Yoav Haimovitch, M.Sc. Thesis Seminar
Wednesday, 14.11.2012, 12:30
We describe a bootstrapping algorithm able to learn from partially labeled data.
We report the results of an empirical study for using this algorithm to improve performance of sentiment classification using up to 15 million unlabeled Amazon product reviews. Our experiments cover semi-supervised learning, domain adaptation and weakly supervised learning. In some cases our methods were able to reduce test error by more than half using such large amounts of data, and in all cases a significant improvement over the baseline was shown.

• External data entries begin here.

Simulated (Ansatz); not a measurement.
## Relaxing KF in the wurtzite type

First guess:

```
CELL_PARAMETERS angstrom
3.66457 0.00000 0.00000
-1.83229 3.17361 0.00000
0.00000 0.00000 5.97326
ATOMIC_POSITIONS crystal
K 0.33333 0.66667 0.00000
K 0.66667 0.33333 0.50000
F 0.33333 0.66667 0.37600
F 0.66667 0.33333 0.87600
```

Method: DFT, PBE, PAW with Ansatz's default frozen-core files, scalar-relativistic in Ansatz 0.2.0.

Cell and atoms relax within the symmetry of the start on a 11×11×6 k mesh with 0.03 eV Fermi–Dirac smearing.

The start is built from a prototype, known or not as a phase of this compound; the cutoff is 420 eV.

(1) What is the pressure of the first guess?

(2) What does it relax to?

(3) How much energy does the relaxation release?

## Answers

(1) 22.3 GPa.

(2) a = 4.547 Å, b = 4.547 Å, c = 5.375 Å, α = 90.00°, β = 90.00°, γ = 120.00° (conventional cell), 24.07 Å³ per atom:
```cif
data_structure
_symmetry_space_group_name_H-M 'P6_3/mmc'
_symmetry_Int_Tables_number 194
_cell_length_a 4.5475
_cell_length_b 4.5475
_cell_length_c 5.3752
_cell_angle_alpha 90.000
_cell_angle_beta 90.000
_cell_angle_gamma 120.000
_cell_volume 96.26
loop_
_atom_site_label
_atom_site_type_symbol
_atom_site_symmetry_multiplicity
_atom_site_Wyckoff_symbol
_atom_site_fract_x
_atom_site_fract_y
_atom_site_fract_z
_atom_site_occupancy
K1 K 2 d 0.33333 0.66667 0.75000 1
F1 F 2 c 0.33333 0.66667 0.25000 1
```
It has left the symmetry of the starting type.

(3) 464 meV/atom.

The extensive empirical study includes a comparison to T-SVM (showing our method to be superior), an examination of various parameters and settings, and experiments such as a large-scale, 1-to-many domain adaptation, showing the potential usefulness of the described method. We show that the algorithm, which is an extension of AROW (Adaptive Regularization of Weight Vectors) to the semi-supervised setting, retains the relative superior effectiveness of AROW when applied to sentiment classification.
In the weakly supervised setting, we show an extension of our method that allows it to begin with no labeled data, and using rules designed with prior knowledge, to automatically label an initial training set and thus use the bootstrapping method.
In addition, we discuss theoretical and practical scalability issues, and suggest potentially interesting directions for future research.